Tesco issues profit warning
London, January 13, 2012
Tesco has issued its first profit warning in living memory, sending shares in British grocers tumbling on fears the world's third-biggest retailer would launch a price war to fight back from its worst Christmas in decades.
The warning, which prompted the biggest one-day fall in Tesco shares since 1988, raised the spectre of a drop in profitability for the industry as a whole and threatens the cash engine that drives the company's overseas expansion.
Chief executive Phil Clarke said operating profit in 2012/13 would be flat, compared with forecasts for a 10 per cent rise, as Tesco, previously one of corporate Britain's most consistent growth stories, invested hundreds of millions of pounds in fixing what he described as "long-standing" problems in its home market.
Tesco will invest in staff and better products as well as continuing a price-cutting campaign launched in September. It will cut back openings of big hypermarkets, the key to its conquest of Britain's retail sector in the 1990s, and focus on faster-growing smaller stores and the Internet, he said.
Shares in Tesco plunged as much as 16 per cent to a 33-month low of 324.25 pence, wiping 4.8 billion pounds ($7.4 billion) off its stock market value.
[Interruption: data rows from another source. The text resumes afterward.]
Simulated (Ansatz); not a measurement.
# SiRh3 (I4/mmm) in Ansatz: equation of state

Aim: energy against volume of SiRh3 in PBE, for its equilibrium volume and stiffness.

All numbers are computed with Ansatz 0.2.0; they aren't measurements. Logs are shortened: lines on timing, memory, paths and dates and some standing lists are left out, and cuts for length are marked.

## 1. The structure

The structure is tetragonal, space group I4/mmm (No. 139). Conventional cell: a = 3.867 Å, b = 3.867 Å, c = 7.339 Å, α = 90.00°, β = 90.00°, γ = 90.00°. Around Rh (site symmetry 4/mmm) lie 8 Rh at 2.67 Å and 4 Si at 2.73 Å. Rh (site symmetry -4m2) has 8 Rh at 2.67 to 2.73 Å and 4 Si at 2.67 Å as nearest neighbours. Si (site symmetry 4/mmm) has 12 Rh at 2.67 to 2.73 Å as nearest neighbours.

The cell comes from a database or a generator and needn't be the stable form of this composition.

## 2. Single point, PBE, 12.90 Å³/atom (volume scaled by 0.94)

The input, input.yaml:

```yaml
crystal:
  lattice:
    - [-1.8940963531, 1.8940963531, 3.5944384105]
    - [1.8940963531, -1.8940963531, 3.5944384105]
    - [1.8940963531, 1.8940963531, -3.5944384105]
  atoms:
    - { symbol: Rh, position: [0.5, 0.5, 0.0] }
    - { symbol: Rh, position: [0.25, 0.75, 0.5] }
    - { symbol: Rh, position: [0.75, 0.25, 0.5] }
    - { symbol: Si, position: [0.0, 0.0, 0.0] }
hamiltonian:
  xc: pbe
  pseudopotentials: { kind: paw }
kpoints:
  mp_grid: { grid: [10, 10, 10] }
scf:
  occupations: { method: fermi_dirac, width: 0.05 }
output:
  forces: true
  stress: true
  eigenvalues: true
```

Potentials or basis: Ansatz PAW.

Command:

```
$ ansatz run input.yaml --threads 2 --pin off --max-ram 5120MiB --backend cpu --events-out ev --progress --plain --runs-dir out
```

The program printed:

Tesco's warning was accompanied by a raft of weak trading updates from British store groups including Home Retail-owned Argos, bicycles-to-car parts group Halfords and Mothercare, underscoring how cash-strapped Britons have been cutting back spending on non-essentials.
Tesco accounts for about one in every £10 spent in British shops and makes more than 70 per cent of trading profit in its home market.
It said sales at British shops open over a year dropped 2.3 per cent, excluding fuel and VAT sales tax, in the six weeks to Saturday. A 0.9 per cent fall had been forecast.